“Time Limit Exceeded” on LeetCode's three-sum problem?

Question

I'm trying to solve the three-sum problem on LeetCode and I believe I've come up with some O ( n ^2) submissions, but I keep on getting a "Time Limit Exceeded" error.

For example, this solution using itertools.combinations :

from itertools import combinations

class Solution:
    def threeSum(self, nums):
        results = [triplet for triplet in combinations(nums, 3) if sum(triplet) == 0]
        return [list(result) for result in set([tuple(sorted(res)) for res in results])]

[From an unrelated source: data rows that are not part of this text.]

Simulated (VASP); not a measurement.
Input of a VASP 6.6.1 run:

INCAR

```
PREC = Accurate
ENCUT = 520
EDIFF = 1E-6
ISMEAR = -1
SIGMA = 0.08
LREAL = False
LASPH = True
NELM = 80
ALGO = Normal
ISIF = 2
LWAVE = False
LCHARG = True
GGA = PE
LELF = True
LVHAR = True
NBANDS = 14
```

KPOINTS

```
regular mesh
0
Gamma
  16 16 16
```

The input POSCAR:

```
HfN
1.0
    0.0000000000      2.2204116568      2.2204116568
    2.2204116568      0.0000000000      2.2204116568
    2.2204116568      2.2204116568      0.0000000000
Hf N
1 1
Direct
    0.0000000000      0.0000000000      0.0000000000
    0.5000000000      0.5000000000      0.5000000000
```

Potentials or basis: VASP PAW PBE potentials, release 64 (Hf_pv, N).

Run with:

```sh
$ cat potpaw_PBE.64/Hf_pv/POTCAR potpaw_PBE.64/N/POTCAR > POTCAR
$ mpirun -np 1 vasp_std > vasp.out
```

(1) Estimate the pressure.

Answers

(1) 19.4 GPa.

Results in the following error:

Similarly, this solution,

from itertools import combinations

class Solution:
    def threeSum(self, nums):
        """
        :type nums: List[int]
        :rtype: List[List[int]]
        """
        _map = self.get_map(nums)

        results = set()
        for i, j in combinations(range(len(nums)), 2):
            target = -nums[i] - nums[j]
            if target in _map and _map[target] and _map[target] - set([i, j]):
                results.add(tuple(sorted([target, nums[i], nums[j]])))
        return [list(result) for result in results]

    @staticmethod
    def get_map(nums):
        _map = {}
        for index, num in enumerate(nums):
            if num in _map:
                _map[num].add(index)
            else:
                _map[num] = set([index])
        return _map 

yields a "Time Limit Exceeded" for an input consisting of a long array of zeros:

This question has been asked before ( Optimizing solution to Three Sum ), but I'm looking for suggestions pertaining to these solutions specifically. Any idea what is making the solutions 'too slow' for LeetCode?

Update

It occurred to me that determined _map[target] - set([i, j]) - that is, whether the current set of indices are not also indices of the target value - could be expensive, so I should first look up whether the corresponding number pair has been seen or not. So I tried this:

from itertools import combinations

class Solution:
    def threeSum(self, nums):
        """
        :type nums: List[int]
        :rtype: List[List[int]]
        """
        _map = self.get_map(nums)

        results = set()
        seen = set()
        for i, j in combinations(range(len(nums)), 2):
            target = -nums[i] - nums[j]
            pair = tuple(sorted([nums[i], nums[j]]))
            if target in _map and pair not in seen and _map[target] - set([i, j]):
                seen.add(pair)
                results.add(tuple(sorted([target, nums[i], nums[j]])))
        return [list(result) for result in results]

    @staticmethod
    def get_map(nums):
        _map = {}
        for index, num in enumerate(nums):
            if num in _map:
                _map[num].add(index)
            else:
                _map[num] = set([index])
        return _map

However, this fails on another test case with large input numbers:

Answer 1

This has worked for me, uses a few optimizations for a lot of repeated elements. We store the count of the appearances of each element and then only iterate over each different element. The rest is similar to what you have already done

from collections import Counter
import itertools

class Solution:
    def threeSum(self, nums):
        counts = Counter(nums)
        numSet = list(set(nums))
        result = set()

        for idx, num1 in enumerate(numSet):
            for idx2, num2 in enumerate(itertools.islice(numSet, idx, None), start=idx):
                num3 = (num1 + num2) * -1
                if num3 in counts:
                    d = Counter([num1, num2, num3])
                    if not any(d[n] > counts[n] for n in d):
                        result.add(tuple(sorted([num1, num2, num3])))

        return list(result)